Carl Clare, Chadderton, UK

I use Mac OSX and love it, cause everything just works, and integrates so well. MacBook pro for work and MacMini for home. I still use a Windows machine for games though, and use Parallels on my Macbook pro for those windows CAD programs that I must use.
Derek, South Shields, UK

For video editing and the like macs are the way to go if you have the money, but if you enjoy pc gaming, windows is the only way to go due to direct x contraints (owned by microsoft).
Andrew, Market Deeping

Amiga OS came before MacOS, and Windows, and is efficient, small and powerful. Development on OS4.0 is (allegedly) almost complete so we should see it rise from the ashes soon I hope :) Ade.
Ade, Bridport, Dorset

I really enjoy using my OS X Mac because it makes cataloguing my photos and my music very easy with very simple and intuitive drag and drop. The quality of the screen resolution is very high and web browsing is made easier when I can use Expose. I also find that OS X streams media very quickly compared to other OSs I have used. File Management in OS X is also very good because I don't have to worry about losing files among folders - Spotlight makes it very easy to find files.
Eoin O'Mahony, Dublin, Ireland

I use a windows xp on my pc and mac osx tiger and would always recommend mac ox tigher. its very easy, stylish and always works.i love the expose feature. the look of osx is so much better than pc. as for linux, never used it so no comment. my pc is ok but this is the last time im buying a pc. always crashes, has programmes running in the background using up cpu. Looks dull and boring. Have convinced my friends and family to go mac and they don't regret the move. mac all the way
liberato rocco, cheshunt UK

Having used MS Windows through choice in the 80's and 90's, and by force after 2000 as no effective other choice, I have become very disillusioned at the technological stagnation of Windows. Every few years we get a new flavour of Windows, looks different but the same fundamental flaws and bugs. In 2005 I did something I vowed I never would - I bought a MAC. Should have done it years ago, finally I have a stable operating system, an enjoyable user experience and no blue screen or application errors, hanging or other similar events. All my peripherals work together in perfect harmony.
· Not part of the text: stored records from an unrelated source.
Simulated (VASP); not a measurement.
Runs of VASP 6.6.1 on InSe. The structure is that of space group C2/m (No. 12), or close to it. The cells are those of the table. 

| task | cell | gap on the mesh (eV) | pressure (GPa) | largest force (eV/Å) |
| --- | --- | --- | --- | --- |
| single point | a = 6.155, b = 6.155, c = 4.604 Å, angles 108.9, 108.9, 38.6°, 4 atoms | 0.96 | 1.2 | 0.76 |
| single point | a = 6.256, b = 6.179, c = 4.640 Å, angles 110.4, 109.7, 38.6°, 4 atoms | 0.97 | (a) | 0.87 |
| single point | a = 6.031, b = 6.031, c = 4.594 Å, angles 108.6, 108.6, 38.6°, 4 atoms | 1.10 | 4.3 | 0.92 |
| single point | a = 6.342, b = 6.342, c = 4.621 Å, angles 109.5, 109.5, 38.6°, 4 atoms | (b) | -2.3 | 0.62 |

At last, I found there is a choice and feel so much better not contributing to Mr. Gates monopoly anymore. My MAC is internet ready out of the box, all necessary software to be productive in an office is already preloaded, the learning curve is surprisingly simple, and best of all, all software has the same look and feel. I am now a productive user, and no longer waste time being my own IT consultant wasting precious time solving problems. I hope Vista does not inherit all the problems that all previous Windows incarnations have had.
David Turner, Jakarta, Indonesia

Everything about Mac OS X oozes the sense that someone has thought about that specific feature. You don't find complicated sub menus with nuclear blueprint level explanations for system problems. You just plug something in, and it works...It looks good and makes you feel special when you use it. Your not confused, bewildered or fraught with the sense that what your doing is somehow going to break something. You just start it up, and it works...And this is what an operating system should do, not make you feel stupid every time you plug your digital camera in.